John McLeod Campbell (1856), a Scottish Presbyterian minister writing in the nineteenth century, developed the vicarious penitence view of atonement, according to which Christ atones for human sin by vicariously repenting of human sin on behalf of humanity. Crisp (2007) describes this as a “non-penal substitution” view, as Christ substitutes his work for other humans in order to atone, but he does not take punishment; rather he offers a perfect penitence that humans should offer. Campbell emphasizes that the entirety of Christ’s life contributes to his penitence for human sin, and that Christ’s penitence both removes the offense of past sin, and sets humans on a better path through Christ’s teaching, example, and his sending of the Holy Spirit. Campbell thus ties human moral transformation to Christ’s work of vicarious penitence.
The theory faces several objections. First, repentance appears to be something that only a guilty person can do (Crisp 2020a: 126). One cannot repent for an action one did not perform, and Christ performed no wrong actions according to Christian doctrine. Christ can, of course, express great sorrow for human sin, but repentance involves more than sorrow—it also involves an admission of guilt. Second, Christ’s death appears not to play an important role on this view, for repentance of sin doesn’t require that one die (Crisp 2020a: 127). One could, in response, fold the recapitulation motif into vicarious penitence and argue that genuine, full, open-eyed repentance would need to be offered while experiencing the consequences of sin (if not sin itself), and death is one of those consequences. Third, an Anselmian would say that repentance is at most necessary, but insufficient for atonement. For the great offense of human sin, either satisfaction must be offered as well, or humans must experience punishment. Fourth, Campbell has been criticized for not explaining how a response of faith is important for humans to appropriate Christ’s atoning work (Pugh 2014: 91).

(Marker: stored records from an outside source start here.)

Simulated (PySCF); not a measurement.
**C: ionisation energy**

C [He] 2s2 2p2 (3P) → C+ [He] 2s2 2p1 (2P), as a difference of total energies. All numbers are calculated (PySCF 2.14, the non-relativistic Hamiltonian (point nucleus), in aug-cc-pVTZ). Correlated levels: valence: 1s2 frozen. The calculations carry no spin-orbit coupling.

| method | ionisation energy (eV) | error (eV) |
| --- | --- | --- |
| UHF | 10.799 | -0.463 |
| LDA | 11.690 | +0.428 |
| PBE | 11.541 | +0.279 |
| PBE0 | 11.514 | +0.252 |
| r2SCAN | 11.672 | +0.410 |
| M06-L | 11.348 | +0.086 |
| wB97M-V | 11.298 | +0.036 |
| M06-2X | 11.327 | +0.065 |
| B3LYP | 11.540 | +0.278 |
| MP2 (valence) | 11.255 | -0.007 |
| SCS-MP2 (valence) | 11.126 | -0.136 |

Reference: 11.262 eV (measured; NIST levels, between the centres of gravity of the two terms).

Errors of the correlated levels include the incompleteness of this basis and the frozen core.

31. Aulén (1930 ) claimed that the Christus Victor account was the earliest Christian account of atonement. However, many scholars have contested his claim (Crisp 2015, 2020a; Turner 1952).
32. Gregory of Nyssa illustrates this part of the view with his famous fishhook metaphor:
Hence it was that God, in order to make himself easily accessible to [Satan], veiled himself in our nature. In that way, as it is with greedy fish, he might swallow the Godhead like a fishhook along with the flesh, which was the bait. Thus, when life came to dwell with death and light shone upon darkness, their contraries might vanish away. (Gregory of Nyssa Logos katechetikos, section 24 [1954: 301])
33. If humans have been tricked and enslaved then, even if they have come to enjoy and endorse their lives under Satan as if they have Stockholm Syndrome, their culpability for their wrongdoing against God is seriously reduced. Atonement, then, is barely in need and what is offered through ransom isn’t atonement for whatever culpability remains; rather the ransom is a means of obtaining freedom from a powerful force. Here’s another way to illustrate the problem. Which of the ways of atonement (see section 2) are provided, on the ransom view? Not apology, repentance, truth telling, reparation, or punishment. Truth telling may be incidentally involved, but the truth that is told has less to do with the wrongdoing of humans than with the power of Satan. Maybe moral transformation of a sort is provided, but the theory doesn’t focus on the people themselves changing, but on them being freed from the power of something else that constrains them. This reduces culpability, thus reducing if not eliminating the need for atonement. Plus, it doesn’t address the core issue that atonement is supposed to address: the rupture in a relationship with God due to human sin.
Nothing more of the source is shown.